The man stopping a Pick n Pay disaster

Pick n Pay used to be the top retailer in South Africa. However, years of strategic missteps and poor management led to the company’s technical insolvency.

The retailer is now banking on former chief executive Sean Summers to lead its turnaround, and he is up to the challenge.

In October 2023, Pick n Pay announced that it was replacing CEO Pieter Boone with Summers, who used to be the retailer’s chief executive between 1999 and 2007.

Summers is a Pick n Pay stalwart who worked for the company from 1974 to 2007. He became managing director in 1996 and CEO in 1999.

During his tenure as CEO, Summers made Pick n Pay the clear grocery market leader in South Africa. It even outperformed Shoprite, Africa’s largest retailer.

He achieved an average annual revenue growth rate of 16% per annum, significantly higher than Shoprite’s average annual revenue growth rate of 11% over the same period.

Pick n Pay also generated more revenue than Shoprite during Summers’ tenure, passing Shoprite’s revenue from 2003 to 2007.

The market rewarded Summers’ performance, and Pick n Pay’s share price increased by 476% between 1999 and his 2007 resignation. This translates to an annual compounded rate of return of 24%.

However, after he left, the retailer went into decline. Pick n Pay lost its edge and handed Shoprite the lead in the retail market.

A lot of the growth achieved under Summers was reversed under Boone, with Pick n Pay only having achieved an average annual revenue growth rate of 6.1% during his tenure. 

Its market share dropped rapidly, and while revenue grew, net income stayed mostly flat.

2024 saw the retailer’s worst performance yet, with Pick n Pay becoming technically insolvent and reporting a net loss of R3.2 billion – the worst in the retailer’s 57-year history.

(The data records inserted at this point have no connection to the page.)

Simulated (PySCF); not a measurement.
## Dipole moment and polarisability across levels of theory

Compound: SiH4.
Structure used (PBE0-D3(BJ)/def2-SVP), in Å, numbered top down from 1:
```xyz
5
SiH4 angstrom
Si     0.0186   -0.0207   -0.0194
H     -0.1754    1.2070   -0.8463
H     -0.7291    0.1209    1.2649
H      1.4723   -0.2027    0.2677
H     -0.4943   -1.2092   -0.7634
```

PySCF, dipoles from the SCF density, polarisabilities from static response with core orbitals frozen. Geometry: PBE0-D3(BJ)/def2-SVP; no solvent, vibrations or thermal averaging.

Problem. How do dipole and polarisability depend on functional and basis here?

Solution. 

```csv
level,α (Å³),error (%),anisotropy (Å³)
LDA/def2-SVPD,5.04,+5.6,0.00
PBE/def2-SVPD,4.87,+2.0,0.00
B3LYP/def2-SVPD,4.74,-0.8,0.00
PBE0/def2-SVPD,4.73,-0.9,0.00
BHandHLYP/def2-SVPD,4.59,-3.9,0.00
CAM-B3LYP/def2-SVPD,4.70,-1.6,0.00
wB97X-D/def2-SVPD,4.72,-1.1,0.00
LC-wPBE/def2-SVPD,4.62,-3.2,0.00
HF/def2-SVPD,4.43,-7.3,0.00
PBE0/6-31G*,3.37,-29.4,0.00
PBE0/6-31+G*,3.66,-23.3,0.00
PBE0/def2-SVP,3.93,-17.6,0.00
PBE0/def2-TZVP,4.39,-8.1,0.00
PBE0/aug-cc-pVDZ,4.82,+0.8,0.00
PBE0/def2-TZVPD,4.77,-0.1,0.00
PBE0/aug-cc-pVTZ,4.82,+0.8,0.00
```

The retailer’s poor performance under Boone prompted Pick n Pay to bring Summers back in to lead its turnaround – and he is up to the task.

Who is Sean Summers

Summers’s love for South Africa, retail, and Pick n Pay was largely formed by his grandfather’s and father’s accomplishments in the country.

In 2015, he told BizNews that his maternal grandfather, Brigadier Craig, was sent to South Africa as an engineer shortly after the First World War.

“The entire reclamation of the Foreshore and the establishment of the Duncan Docks and then after that, Port Elizabeth and East London – all of the emplacements before the Second World War – was his brainchild,” he said.

Summers’ father went to South Africa as a young man in the early to mid-1930s. He worked for Courtaulds, and when the war started, he joined the navy in the counter-espionage mission in Simonstown.

He was also in the Photographic and Surveillance Unit, and after that, he pursued his photographic career and eventually ended up in advertising.

One of his early clients in the agency was Jack Goldin, who is often referred to as the “father” of the drugstore concept in South Africa. He founded Pick n Pay and Clicks in the 1960s.

“When Jack became ill and sold Pick n Pay to Raymond, that’s how my father knew Raymond,” Summers explained.

“I then, anecdotally, came across Don and Petrusa Cobb, friends of my parents’. As a young guy, it was really through Don one evening that after my first job at Shell and BP Service Company, I was trying to get into the computer division there.”

“It was 1973, and it was the start of the first major world crisis, and then, when everything was put on hold there, being the young, tempestuous fellow that I was, I decided to pursue other options and have a look at what was around.”

It was Don who suggested that Summers visit Pick n Pay, where he met Raymond Ackerman.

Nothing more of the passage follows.